You are viewing a plain text version of this content. The canonical link for it is here.
Posted to dev@hive.apache.org by Shantian Purkad <sh...@yahoo.com> on 2011/06/07 21:31:17 UTC

Skew Join Optimization in hive

Hi,

I have a query which joins 12 different tables (most of them left outer joins) and the query takes almost 3 hours. 90% of the time is taken by a single reducer. One reducer is getting bulk of the data to process.

How can I get around this and have fair distribution of data across all reducers? I tried to enable the skewjoin optimization but getting below NPE after first step of the job is executed.

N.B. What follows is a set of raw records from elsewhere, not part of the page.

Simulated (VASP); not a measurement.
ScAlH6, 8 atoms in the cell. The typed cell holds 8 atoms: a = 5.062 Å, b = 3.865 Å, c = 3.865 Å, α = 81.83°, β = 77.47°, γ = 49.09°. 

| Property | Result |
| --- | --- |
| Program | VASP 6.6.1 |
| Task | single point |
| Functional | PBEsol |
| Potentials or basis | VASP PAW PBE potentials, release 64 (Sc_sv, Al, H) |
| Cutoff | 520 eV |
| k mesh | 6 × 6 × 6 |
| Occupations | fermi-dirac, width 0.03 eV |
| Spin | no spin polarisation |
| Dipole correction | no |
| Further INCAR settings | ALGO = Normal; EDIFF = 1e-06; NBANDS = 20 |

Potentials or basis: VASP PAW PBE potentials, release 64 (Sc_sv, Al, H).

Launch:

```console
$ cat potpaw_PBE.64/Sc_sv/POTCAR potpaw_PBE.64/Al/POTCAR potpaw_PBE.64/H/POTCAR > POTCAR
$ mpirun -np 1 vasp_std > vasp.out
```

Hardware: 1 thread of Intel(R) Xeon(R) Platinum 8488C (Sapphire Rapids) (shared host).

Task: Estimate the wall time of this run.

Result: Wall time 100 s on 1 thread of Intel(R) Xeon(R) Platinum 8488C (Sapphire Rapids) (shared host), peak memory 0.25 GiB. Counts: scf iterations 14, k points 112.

Any suggestions/ideas will be or great help.

Thanks,
Shantian

2011-06-07 19:22:28,923 Stage-11 map = 100%,  reduce = 85%
2011-06-07 19:22:30,932 Stage-11 map = 100%,  reduce = 100%
Ended Job = job_201106071542_0010
java.lang.NullPointerException
    at org.apache.hadoop.hive.ql.plan.ConditionalResolverSkewJoin.getTasks(ConditionalResolverSkewJoin.java:97)
    at org.apache.hadoop.hive.ql.exec.ConditionalTask.execute(ConditionalTask.java:81)
    at org.apache.hadoop.hive.ql.exec.Task.executeTask(Task.java:130)
    at org.apache.hadoop.hive.ql.exec.TaskRunner.runSequential(TaskRunner.java:57)
    at org.apache.hadoop.hive.ql.Driver.launchTask(Driver.java:1063)
    at org.apache.hadoop.hive.ql.Driver.execute(Driver.java:900)
    at org.apache.hadoop.hive.ql.Driver.run(Driver.java:748)
    at org.apache.hadoop.hive.cli.CliDriver.processCmd(CliDriver.java:164)
    at org.apache.hadoop.hive.cli.CliDriver.processLine(CliDriver.java:241)
    at org.apache.hadoop.hive.cli.CliDriver.main(CliDriver.java:456)
    at sun.reflect.NativeMethodAccessorImpl.invoke0(Native Method)
    at sun.reflect.NativeMethodAccessorImpl.invoke(NativeMethodAccessorImpl.java:39)
    at sun.reflect.DelegatingMethodAccessorImpl.invoke(DelegatingMethodAccessorImpl.java:25)
    at java.lang.reflect.Method.invoke(Method.java:597)
    at org.apache.hadoop.util.RunJar.main(RunJar.java:186)
FAILED: Execution Error, return code -101 from org.apache.hadoop.hive.ql.exec.ConditionalTask
hive> 

Re: Skew Join Optimization in hive

Posted by Shantian Purkad <sh...@yahoo.com>.
We have given hints to use mapside joins on small tables.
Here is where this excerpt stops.